The trick is to play random matches and gradually add people you enjoy playing with. We started doing this a year ago, and now we have a small discord server with a few dozen people who are all fun to play with. It's best to recognize things are frustrating by not verbalize it 24/7 as it lowers the teams moral.

Otherwise, yeah it can be terrible.


as another CSGO player, I am seriously considering one of the high end ryzen 3000 cpus. if the performance is as advertised, it looks like amd will be the single thread king for at least 6 months.


Before you pull the trigger wait to see what the latency between the chiplets/memory does to framerates. We'll know once benchmarks are out, but remember not just to look at average framerate but minimums too, you can have high framerate with terrible stuttering.

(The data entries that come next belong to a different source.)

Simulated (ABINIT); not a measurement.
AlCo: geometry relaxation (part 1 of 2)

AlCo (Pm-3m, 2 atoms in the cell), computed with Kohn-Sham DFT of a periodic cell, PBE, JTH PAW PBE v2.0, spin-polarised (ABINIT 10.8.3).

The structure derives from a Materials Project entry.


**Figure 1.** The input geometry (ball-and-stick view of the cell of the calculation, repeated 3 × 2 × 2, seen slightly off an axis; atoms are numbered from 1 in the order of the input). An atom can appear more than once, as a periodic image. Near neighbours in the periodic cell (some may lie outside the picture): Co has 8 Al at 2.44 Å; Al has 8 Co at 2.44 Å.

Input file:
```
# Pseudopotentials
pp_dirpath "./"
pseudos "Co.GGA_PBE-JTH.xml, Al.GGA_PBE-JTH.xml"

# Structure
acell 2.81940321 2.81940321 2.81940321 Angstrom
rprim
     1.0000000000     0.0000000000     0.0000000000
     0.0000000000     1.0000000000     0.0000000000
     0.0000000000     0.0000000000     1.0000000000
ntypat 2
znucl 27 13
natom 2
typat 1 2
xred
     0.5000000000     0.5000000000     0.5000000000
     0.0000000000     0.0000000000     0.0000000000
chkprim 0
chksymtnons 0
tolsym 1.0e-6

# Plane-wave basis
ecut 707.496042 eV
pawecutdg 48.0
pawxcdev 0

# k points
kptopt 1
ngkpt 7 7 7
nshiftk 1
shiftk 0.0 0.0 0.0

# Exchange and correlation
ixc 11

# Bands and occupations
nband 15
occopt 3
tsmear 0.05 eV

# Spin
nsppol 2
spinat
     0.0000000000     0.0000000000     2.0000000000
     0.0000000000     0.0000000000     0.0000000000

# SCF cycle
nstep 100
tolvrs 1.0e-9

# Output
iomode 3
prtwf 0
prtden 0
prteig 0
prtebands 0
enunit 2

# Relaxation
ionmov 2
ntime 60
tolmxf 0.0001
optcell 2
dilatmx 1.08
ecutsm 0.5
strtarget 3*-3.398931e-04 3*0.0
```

I doubt gamers will be a big market for that chip. You don't get a whole lot of increased capability / FPS with a high end chip compared to a mid range chip when the GPU is generally the limiter. But I do think they are going to sell a ton of 3600-3800 chips.


Came to say the same... the 3600 (non-X) is extremely competitive in gaming, and is pretty likely to have some good overclocking headroom with a good water cooler. Personally, I'm very much looking forward to the 3950X and will probably be my choice (even though waiting yet another 2 months to upgrade) unless something significant/soon happens in the next ThreadRipper, the 3950X is likely to be a very sweet spot carrying it for 5 years and more.

I've said in other comments my 4790K is getting a bit old at this point, not slow for most stuff, but definitely hungry for more cores for a lot of tasks, and looking to break past 32gb of ram. I'd also been considering Epyc or even Xeon, as older/used Xeons can be very well priced. Guess I'm waiting until September.


> I've said in other comments my 4790K is getting a bit old at this point, not slow for most stuff, but definitely hungry for more cores for a lot of tasks, and looking to break past 32gb of ram. I'd also been considering Epyc or even Xeon, as older/used Xeons can be very well priced.

I’m in nearly the exact some boat. I’d like to have ECC ram the second time around for my home server, which the Zen chips reportedly support though I don’t see people using. I’d also like better power usage. I think I’m going to wait one more year.


Just got a used Dell, dual 8-core CPUs and 128GB ECC ... main purpose is for a NAS and it'll sit in the garage because of the noise. I may look into what CPU upgrades are available and maybe throw some heavier workloads at it.

For now, planning on just playing around with it. I haven't decided if I'll be running Windows or Linux as the base OS yet.


Is it a rack server? I found the power usage too high on those servers compared to more traditional servers.


It's a standard 2U enclosure... haven't tested the power usage, but it's a relatively current Intel CPU (E5000 series iirc), so should idle reasonably well.


Well, at first gamers said dual-core chips are useless. Then that quad-core chips are useless. Now they're testing waters with octa-core chips.

Game developers have always made a good use of the available resources. They'll use the extra power available. The newest techniques they have, like work stealing queues, can scale to a large number of cores.

So games and gamers will use the extra cores. It's much less of a jump from 4 cores to 16 than from 1 to 2.

Give it a year or two.


In (recent) games made with Unity, a lot of workloads like scheduling the GPU and such are offloaded to separate threads with (almost) no developer intervention. Future games will extensively utilize the job system which provides safe and efficient multithreading. Not sure how Unreal and the remaining leading engines stand, but things seem to be looking very good for high core count CPU owners.


Pretty bleak for Unreal. UE4 uses only one core at a time and is often the limiting factor before GPU.


gamers will probably not be a big market for that chip, but it might be appealing for gamers with a large budget. unless intel has something big hidden up their sleeves (doubtful when they don't even plan to release their next mobile line until holiday 2019), that 16-core chip will likely have the best single-threaded performance on the market. plus it has to be a highly binned part to have the same TDP as the 12-core model even with a slightly higher boost clock. I for one am very interested to see overclocking results.


Just look at the cost of gaming GPUs (including the costs of watercooling?). Not to mention the fact that CPU can have a slower upgrade cycle than GPU (since a CPU upgrade will usually mean upgrading the motherboard, possibly the RAM, who knows what else while you're there), so getting a top GPU is not at all cheap in the long run.

No it's not worth it IMO, but some people spend crazy amounts chasing a few extra fps.


More recently, the 9900k's MSRP was $500 but it was sold for $600 at launch due to scarcity. People wondered who would even buy that given its price but gamers (myself included) happily did and it sold out for months.


It probably sold out because of extremely limited stock though, not because of how high demand was...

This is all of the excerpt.